Currently, BOLT may not generate a faster binary when using Perf SPE due to limitations within perf
and BOLT itself.
For more information and the latest updates see:
[AArch64] BOLT does not support SPE branch data
.
The steps to use BOLT with Perf SPE are listed below.
Run your executable in the normal use case and collect a SPE performance profile. This will output a perf.data
file containing the profile and will be used to optimize the executable.
Record samples while running your application. Substitute the actual name of your application for executable
:
perf record -e arm_spe/branch_filter=1/u -o perf.data-- ./executable
Perf prints the size of the perf.data
file:
[ perf record: Woken up 79 times to write data ]

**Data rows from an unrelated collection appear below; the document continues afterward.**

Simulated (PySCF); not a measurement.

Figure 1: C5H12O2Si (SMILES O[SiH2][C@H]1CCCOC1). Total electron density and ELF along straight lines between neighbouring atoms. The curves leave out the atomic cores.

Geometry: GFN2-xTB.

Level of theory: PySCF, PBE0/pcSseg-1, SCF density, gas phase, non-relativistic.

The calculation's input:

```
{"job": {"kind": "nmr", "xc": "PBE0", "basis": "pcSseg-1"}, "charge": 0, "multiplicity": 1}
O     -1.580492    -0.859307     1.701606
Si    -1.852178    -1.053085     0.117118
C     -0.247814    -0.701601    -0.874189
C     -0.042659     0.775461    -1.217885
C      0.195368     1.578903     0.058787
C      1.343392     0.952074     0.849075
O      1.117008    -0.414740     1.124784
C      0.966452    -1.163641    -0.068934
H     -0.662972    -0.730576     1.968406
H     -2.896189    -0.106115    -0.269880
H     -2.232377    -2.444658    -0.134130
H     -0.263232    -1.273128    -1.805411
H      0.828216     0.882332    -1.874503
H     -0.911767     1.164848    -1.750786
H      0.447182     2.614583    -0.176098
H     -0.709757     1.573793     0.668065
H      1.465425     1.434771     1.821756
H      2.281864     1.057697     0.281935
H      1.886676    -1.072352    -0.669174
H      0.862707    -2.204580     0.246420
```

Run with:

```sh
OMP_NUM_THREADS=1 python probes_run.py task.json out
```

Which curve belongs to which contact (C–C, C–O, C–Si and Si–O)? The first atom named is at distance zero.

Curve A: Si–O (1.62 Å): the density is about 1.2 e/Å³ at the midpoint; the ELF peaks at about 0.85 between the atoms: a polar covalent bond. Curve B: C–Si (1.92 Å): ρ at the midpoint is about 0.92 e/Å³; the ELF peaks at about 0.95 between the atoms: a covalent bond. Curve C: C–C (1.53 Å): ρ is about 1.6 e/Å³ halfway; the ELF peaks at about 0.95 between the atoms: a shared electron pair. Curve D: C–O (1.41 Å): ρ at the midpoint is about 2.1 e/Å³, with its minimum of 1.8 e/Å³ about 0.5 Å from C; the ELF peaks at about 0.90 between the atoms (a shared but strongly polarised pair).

[ perf record: Captured and wrote 4.910 MB perf.data ]
perf2bolt
converts the profile into a BOLT data format. For the given sample data, perf2bolt
finds all instruction pointers in the profile, maps them back to the assembly instructions, and outputs a count of how many times each assembly instruction was sampled.
If you application is named executable
, run the commend below to convert the profile data:
perf2bolt -p perf.data -o perf.fdata -nl ./executable
Below is example output from perf2bolt
, it has read all samples and created the file perf.fdata
.
BOLT-INFO: shared object or position-independent executable detected
PERF2BOLT: Starting data aggregation job for perf.data
PERF2BOLT: spawning perf job to read events without LBR
PERF2BOLT: spawning perf job to read mem events
PERF2BOLT: spawning perf job to read process events
PERF2BOLT: spawning perf job to read task events
BOLT-INFO: Target architecture: aarch64
BOLT-INFO: BOLT version: c66c15a76dc7b021c29479a54aa1785928e9d1bf
BOLT-INFO: first alloc address is 0x0
BOLT-INFO: creating new program header table at address 0x200000, offset 0x200000
BOLT-INFO: enabling relocation mode
BOLT-INFO: disabling -align-macro-fusion on non-x86 platform
BOLT-INFO: enabling strict relocation mode for aggregation purposes
BOLT-INFO: pre-processing profile using perf data aggregator
BOLT-INFO: binary build-id is: 21dbca691155f1e57825e6381d727842f3d43039
PERF2BOLT: spawning perf job to read buildid list
PERF2BOLT: matched build-id and file name
PERF2BOLT: waiting for perf mmap events collection to finish...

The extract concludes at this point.